C64 Emulator Finally Approved For iPhone
Gi0 writes "After a couple of months of rejection, the C64 Emulator has finally been approved for the iPhone (and is available at the app store now). 'BASIC has been removed for this release; however, we hope that working with Apple further will allow us to re-enable it. Despite its absence, BASIC is not our focus; ultimately, fans of the C64 want games.' It comes with 5 bundled games and will certainly give you that retro fix for your iPhone."
"No programming on your iPhone, poseurs.
The iPhone is only to be used for gay, Apple approved activities, like soliciting meth and sex on Cragslist. "
-Steve Jobs
9/7/2009
You could run your own code
That's a DO NOT WANT for Apple
I hated that *^*%* game!
Played it for about a week just trying to get to the end. It required split-second skills to get past some of the guys. One night I finally get past the last guy and when I finnnaaallly get to the girl... she knifes me.
I was so pissed, I literally threw the floppy disk out the window. Nearly 20 years later I learned it was some dude in drag, and the real girl was behind "him".
Ohhh, and fuck that bird.
Video games have not been that hard for a long time.
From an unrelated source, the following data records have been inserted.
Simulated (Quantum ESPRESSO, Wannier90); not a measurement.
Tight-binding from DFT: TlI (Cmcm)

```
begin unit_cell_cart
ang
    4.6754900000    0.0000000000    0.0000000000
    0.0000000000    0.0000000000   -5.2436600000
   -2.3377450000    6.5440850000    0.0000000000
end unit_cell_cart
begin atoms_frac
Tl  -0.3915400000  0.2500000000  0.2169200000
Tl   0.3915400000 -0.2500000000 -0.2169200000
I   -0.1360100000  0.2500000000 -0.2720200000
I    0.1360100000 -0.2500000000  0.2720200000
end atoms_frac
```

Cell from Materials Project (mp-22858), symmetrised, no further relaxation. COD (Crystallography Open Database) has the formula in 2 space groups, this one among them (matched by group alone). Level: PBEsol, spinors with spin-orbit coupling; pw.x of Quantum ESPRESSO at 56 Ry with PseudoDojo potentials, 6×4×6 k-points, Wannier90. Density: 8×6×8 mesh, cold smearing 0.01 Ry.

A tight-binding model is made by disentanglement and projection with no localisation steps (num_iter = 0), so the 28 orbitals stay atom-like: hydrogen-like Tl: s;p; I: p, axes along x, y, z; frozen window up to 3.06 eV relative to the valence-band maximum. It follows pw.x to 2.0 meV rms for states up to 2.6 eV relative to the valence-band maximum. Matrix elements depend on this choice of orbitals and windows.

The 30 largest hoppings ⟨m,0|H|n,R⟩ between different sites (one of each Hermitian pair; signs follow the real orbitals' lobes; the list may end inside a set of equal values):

The commodore ROMs and the individual games were licensed, but they had to remove the BASIC interpretor. The C64 interpretor said "Commodore BASIC, V2", but it was written by a little company that made money selling its version of 6502 BASIC.
I always knew which company made the barebones BASIC in the C64 because it had the same "print asc(0)" bug that the company provided in Atari, Apple, Amiga and IBM PC BASIC. The company also put an easter egg into Commodore 64 BASIC. When Commodore's Jack Tremail found out this OS vendor had wasted dozens of bytes of his precious ROM for their easter egg, he was furious. It's possible that Apple is still afraid of the license Jack Tramial signed in the early 80s because the little company which put bugs and easter eggs in their BASIC ROM is now a big company known as Microsoft! But more likely, Apple just doesn't want you to be able to run arbitrary applications on their iPhone. They want to control every end of the software development process and if you're able to type your own low-res game, chat application or amortization schedule in Commodore BASIC, Apple doesn't get any royalties. And we can't do fun things like:
10 poke 53265,59
20 wait 60,1
30 poke 53265,27
But frodo64 has provided FULL C64 emulation for Nokia phones for at least 3 years. I think I've run it on a pre 20th century Nokia phone. Nice try Apple, but if you open your OS development environment to those who don't buy your latest OS and hardware and/or if you allow Java applications, you might eventually have as many applications as other phones in the global marketplace. They might not be as flashy or have as polished of an interface, but they will work for the user and for the author.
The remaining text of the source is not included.